A country without modern industry will never be able to grow strong. When the first day of 1953 arrived, a new rhythm could be felt in the PRC’s march of progress. It was on that day that a new phrase emerged in the editorial section of the People’s Daily: the First Five-Year Plan. The editorial also stated that industrialization was the “ideal for which the Chinese people have been yearning for a century.” The spectacle of industrialization was certainly exciting, sparking people’s curiosity and making them feel proud. Whereas China had previously needed to import items as simple as nails, when the First Five-Year Plan was completed ahead of schedule in 1956, the country for the first time had its own aircraft, machine tool, and electronics industries. In that year, a song called “Old Driver” became popular all over China after 12 Jiefang branded vehicles rolled off the factory line.
In the fall of 1956, the Eighth National Congress of the CPC was convened as China crossed the threshold into socialism. In his opening address, Mao Zedong stated that the tasks of this congress were as follows: summarize experience gained since the Seventh Congress (1945), unite the whole Party, unite all forces at home and abroad that could be united, and strive to build a great socialist China. However, no one had seen what socialism was outside of the Soviet model, and no one had built socialism without Soviet methods. As the saying goes, straw shoes have no set form, but rather take shape as the weaver makes them. There was no precedent for China’s development of socialism, and therefore the country had to feel its way forward through practice.
The process of trial and error is like walking in a thick fog; it is difficult, complicated, and often causes one to bump into obstacles. One great problem that emerged in economic development was the Great Leap Forward campaign of 1958. First, the campaign called on all people to produce steel, because at the time steel was the basis of all industry and served as a representation of the nation’s productive strength. However, much of the steel produced during the Great Leap Forward was unusable. Second, in an effort to raise agricultural production, people in many places falsified their production figures as they competed according to atmospherically high and absurd targets. Third, in an effort to raise productivity, some agricultural cooperatives were merged into larger people’s communes, with both the means of production as well as certain basic necessities distributed in a unified manner rather than according to each of the commune’s brigades. Consequently, problems emerged with distribution, as poorer production brigades could benefit at the expense of their more well off counterparts.
It was precisely by having walked this winding path that the CPC gradually accumulated extensive experience and created a whole series of theories on building socialism. This includes ideas such as walking our own path and independently exploring how to build socialism in China, shifting the focus of the Party and state to socialist development and technological revolution, implementing a cultural development campaign under the slogan “let a hundred flowers bloom, let a hundred schools of thought contend,” correctly handling relations among the people, advocating the continued existence of commodity production and exchange in socialist society, and taking a Chinese approach to industrialization with the strategic objective of achieving modernization of agriculture, industry, national defense, and science and technology.

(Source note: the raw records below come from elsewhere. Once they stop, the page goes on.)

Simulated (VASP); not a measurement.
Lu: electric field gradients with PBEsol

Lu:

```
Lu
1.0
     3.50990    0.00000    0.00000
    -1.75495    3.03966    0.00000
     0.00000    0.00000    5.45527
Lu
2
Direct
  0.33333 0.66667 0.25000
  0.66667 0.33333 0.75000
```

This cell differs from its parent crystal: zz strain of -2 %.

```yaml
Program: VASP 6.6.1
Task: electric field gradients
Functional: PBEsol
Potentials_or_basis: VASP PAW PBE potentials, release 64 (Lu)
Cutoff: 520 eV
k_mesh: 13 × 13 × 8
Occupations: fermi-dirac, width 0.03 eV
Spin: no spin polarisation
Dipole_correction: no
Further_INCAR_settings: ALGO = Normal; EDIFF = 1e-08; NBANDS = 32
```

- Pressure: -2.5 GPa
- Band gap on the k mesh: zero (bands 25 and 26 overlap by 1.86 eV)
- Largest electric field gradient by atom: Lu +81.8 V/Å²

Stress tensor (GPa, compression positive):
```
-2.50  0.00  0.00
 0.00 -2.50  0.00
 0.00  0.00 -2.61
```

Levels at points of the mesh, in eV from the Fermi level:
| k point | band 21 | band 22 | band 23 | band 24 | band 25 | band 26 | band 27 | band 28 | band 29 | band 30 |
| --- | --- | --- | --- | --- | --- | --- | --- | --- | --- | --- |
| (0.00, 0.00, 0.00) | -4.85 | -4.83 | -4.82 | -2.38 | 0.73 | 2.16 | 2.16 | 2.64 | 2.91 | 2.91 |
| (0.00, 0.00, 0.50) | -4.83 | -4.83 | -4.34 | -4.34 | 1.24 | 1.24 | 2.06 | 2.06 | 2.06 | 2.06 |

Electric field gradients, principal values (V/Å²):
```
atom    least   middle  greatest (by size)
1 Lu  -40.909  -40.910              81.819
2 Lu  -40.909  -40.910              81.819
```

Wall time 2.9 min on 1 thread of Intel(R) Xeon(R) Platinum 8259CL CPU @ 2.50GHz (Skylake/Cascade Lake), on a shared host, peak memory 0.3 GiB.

In the process of exploring the path to building socialism, it was even more crucial to have an enterprising spirit and a willingness to put in arduous effort. A nation’s character and spirit can best be seen in the face of hardships and challenges. That was a time in which many heroes stepped forward, bringing about one miracle after another. Their stories will forever remain in the memory of history.
Working to bring construction of the Daqing Oilfields to early completion, the oil worker Wang Jinxi, confronted with an unexpected oil well blowout, immediately jumped into the mud pit and used his body to mix the cement, earning him the nickname “Iron Man Wang.” The “Ballad of Malan” is a song that was dedicated to those who travelled in secrecy to the far reaches of the Gobi Desert to work on the “missile, atom bomb and the satellite” project, thus rendering outstanding service to their country. The life of PLA soldier Lei Feng came to an end at the young age of 22, but the spirit of doing good deeds for the people which he practiced during his short time on earth has today been translated into conscious action on the part of countless young volunteers. Finally, though Lankao County in Henan Province has now gotten its dust storms under control and embarked on the road from poverty to prosperity, its people will never forget the dedication of the county Party secretary Jiao Yulu.
While exploring its way forward, China fell into a period of political turmoil that began in 1966 and lasted for a decade. Chinese Communists are adamant in their belief that the Cultural Revolution must be utterly rejected because this movement brought disastrous consequences for socialist development and thus became a profound lesson for later generations. After the Cultural Revolution ended in 1976, the people revived the four modernizations slogan, which for a time had been completely abandoned. It was precisely through the enthusiasm and activity of working toward the four modernizations that people came to understand that China had turned the page on its previous chapter and now a new journey of exploration was beginning.
IV. What kind of path did the CPC find through the practice of reform and opening up?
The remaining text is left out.